Camino de Santiago. Part one: SJPDP to Zubiri

I figured it’s about time I post about my time on the Camino. I’ve got a lot of pics, so I’ll break them up between a few posts.

I landed in Biarritz airport on a sunny lunchtime. The bus to Bayonne train station was reasonably well populated with suspiciously clean-looking backpacker types, and it didn’t take more than a few minutes before all of us worked out that we were all, in fact, off to the same place. The fact that we all got onto the same rather tiny train to St Jean Pied de Port didn’t hurt, either.

SJPDP is one of those gorgeous old mountain towns that you see on postcards- all small cobbled streets, old buildings and outdoor cafes.

Just out of the train, looking for a map:




First thing was to pop over to the Camino office and get our pilgrims’ passports. Two euro a pop gets you access to all the pilgrims’ hostels along the way. The municipal hostels normally run at around €6 a night. I gather this is awesome when it’s not the middle of high season and you’re sharing a room with 30 snoring people..

Here’s the map of the Camino Francés route, from the SJPDP camino office:



The others went to find hostels, but I’d had a moment of panic the night before and booked myself a hotel. A rather pretty hotel, although I must have walked past it four or five times before I found the place.


The view from outside the window. From my phone, for some reason, and it absolutely doesn’t do the view justice. But here, have some Pyrenees:


The next morning should technically have involved crossing the Pyrenees. I… didn’t do this. I’d gotten the idea that there was nowhere to get food or to stay for the next 27ish kilometres, and had also had the worst night’s sleep and woken up feeling pretty damn godawful. (Hint: several days of moving house +unpleasant&headwrecking personal stuff + being alone and far from home ≠ a good night’s sleep. By the way.) I knew that Anna- one of the people I’d met the day before- had already sorted herself out with a lift over the mountains. I figured I’d see if I could tag along.

We got a lift over the mountains to Roncesvalles, just on the Spanish side of the border.


I may have been sleepy and self-pitying that morning, but once we were over the mountain, Anna was having none of it.

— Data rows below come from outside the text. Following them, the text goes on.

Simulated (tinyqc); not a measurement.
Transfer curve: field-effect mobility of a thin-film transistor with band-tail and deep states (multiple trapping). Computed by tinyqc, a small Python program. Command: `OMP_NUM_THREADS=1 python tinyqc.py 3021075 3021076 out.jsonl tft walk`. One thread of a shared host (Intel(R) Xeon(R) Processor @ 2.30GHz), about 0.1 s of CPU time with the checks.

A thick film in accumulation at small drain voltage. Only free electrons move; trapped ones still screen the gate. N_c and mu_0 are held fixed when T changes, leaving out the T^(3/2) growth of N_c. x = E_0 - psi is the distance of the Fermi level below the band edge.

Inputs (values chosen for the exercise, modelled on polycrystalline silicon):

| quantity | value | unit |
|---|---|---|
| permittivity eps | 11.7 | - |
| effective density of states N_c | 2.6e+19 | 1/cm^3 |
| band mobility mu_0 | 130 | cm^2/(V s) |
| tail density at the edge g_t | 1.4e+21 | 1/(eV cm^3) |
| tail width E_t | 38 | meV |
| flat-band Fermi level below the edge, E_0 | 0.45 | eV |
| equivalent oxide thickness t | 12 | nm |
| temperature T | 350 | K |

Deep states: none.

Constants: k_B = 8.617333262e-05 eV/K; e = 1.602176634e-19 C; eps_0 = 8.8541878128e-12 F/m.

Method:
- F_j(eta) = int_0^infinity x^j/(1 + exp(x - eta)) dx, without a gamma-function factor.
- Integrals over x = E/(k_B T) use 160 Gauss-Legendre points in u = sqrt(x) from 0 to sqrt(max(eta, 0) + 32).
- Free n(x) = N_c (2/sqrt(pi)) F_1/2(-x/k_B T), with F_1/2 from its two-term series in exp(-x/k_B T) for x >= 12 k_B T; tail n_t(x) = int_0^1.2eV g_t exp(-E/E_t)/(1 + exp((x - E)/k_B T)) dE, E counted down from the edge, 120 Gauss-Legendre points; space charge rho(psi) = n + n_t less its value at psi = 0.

Some breakfast and liberal doses of syrupy-strong coffee later, we were on our way. 790km? Not a bother, right?


Day One was a little bit of rain, a little bit of getting lost, a whole lot of asking for directions, a little bit more getting lost (the directions may have been a wee bit vague), finally getting the hang of keeping our eyes out for yellow arrows. Walking through the woods. Stopping for lunch in a playground full of cats. A lot of trees.

Follow the yellow arrows!





Just in case you’d forgotten what to do:


..or where to go:


At the end of a long, long, loooong day’s walking we arrived (slowly and painstakingly) in Zubiri at about five-ish. Where I had my first experience of municipal hostels. This involved climbing up onto a bunk to have a bit of a relax, and waking up an hour and a half later  to be informed that it was Absolutely Time For Eating Now. There was only one thing that could have gotten me out of that bed. Fortunately, this was it.